Even more basic are questions about the nature of this other reality. Lucid dreaming shows that the dream world is amenable to real-time scientific investigation. We can beam down into the dream and execute specific experiments in order to test the dream world’s still-unknown laws of physics, laws that are also (weirdly) psychological laws.
For example, from inside the dream we can drop objects from buildings, test the consistency of dream matter, devise ways to measure how time passes. Not all dream action is random and whimsical. For example, whatever you focus on in a dream becomes more exaggerated. This is probably because whenever we attend to an element in memory, all of its associations get activated. So if we stare at a dream tree then all our ideas about trees pile up in front of us. There is no external world to keep a lid on things. Another example: Whatever we expect to happen in a dream usually does. This is because our minds are not neutral – all our learned and hard-wired assumptions about the world run free in our dreams like escaped felons.
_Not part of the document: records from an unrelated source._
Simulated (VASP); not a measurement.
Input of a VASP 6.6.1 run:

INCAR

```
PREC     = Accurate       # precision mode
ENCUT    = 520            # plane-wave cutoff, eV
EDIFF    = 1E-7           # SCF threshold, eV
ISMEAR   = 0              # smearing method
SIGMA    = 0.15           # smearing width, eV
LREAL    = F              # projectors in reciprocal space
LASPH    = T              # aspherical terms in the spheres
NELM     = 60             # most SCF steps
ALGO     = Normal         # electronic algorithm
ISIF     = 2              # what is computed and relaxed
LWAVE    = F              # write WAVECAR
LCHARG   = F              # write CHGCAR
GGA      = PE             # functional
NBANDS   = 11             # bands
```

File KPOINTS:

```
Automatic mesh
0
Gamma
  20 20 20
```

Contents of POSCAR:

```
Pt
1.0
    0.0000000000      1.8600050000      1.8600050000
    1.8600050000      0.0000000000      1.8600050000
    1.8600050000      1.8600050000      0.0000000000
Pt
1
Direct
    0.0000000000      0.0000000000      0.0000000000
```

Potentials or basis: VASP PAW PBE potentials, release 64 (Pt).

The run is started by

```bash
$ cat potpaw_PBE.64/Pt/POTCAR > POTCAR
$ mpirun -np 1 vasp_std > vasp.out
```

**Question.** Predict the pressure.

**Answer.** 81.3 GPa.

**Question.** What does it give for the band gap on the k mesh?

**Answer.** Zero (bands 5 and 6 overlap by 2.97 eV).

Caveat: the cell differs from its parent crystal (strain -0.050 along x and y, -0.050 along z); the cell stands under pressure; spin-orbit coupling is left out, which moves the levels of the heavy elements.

Lucid dreaming is still not widely understood, so exploration is in its infancy. One day scientists and their dream slide rules will Morse-code reports back to their co-investigators up in the waking world. There is also the possibility that as we begin to explore our own internal processes, we may learn something about the external world too, distorted and reflected back into our dreams in ways we’ve hardly begun to appreciate. Until then the whole exploratory endeavour is thrillingly DIY – anyone can join in on the action.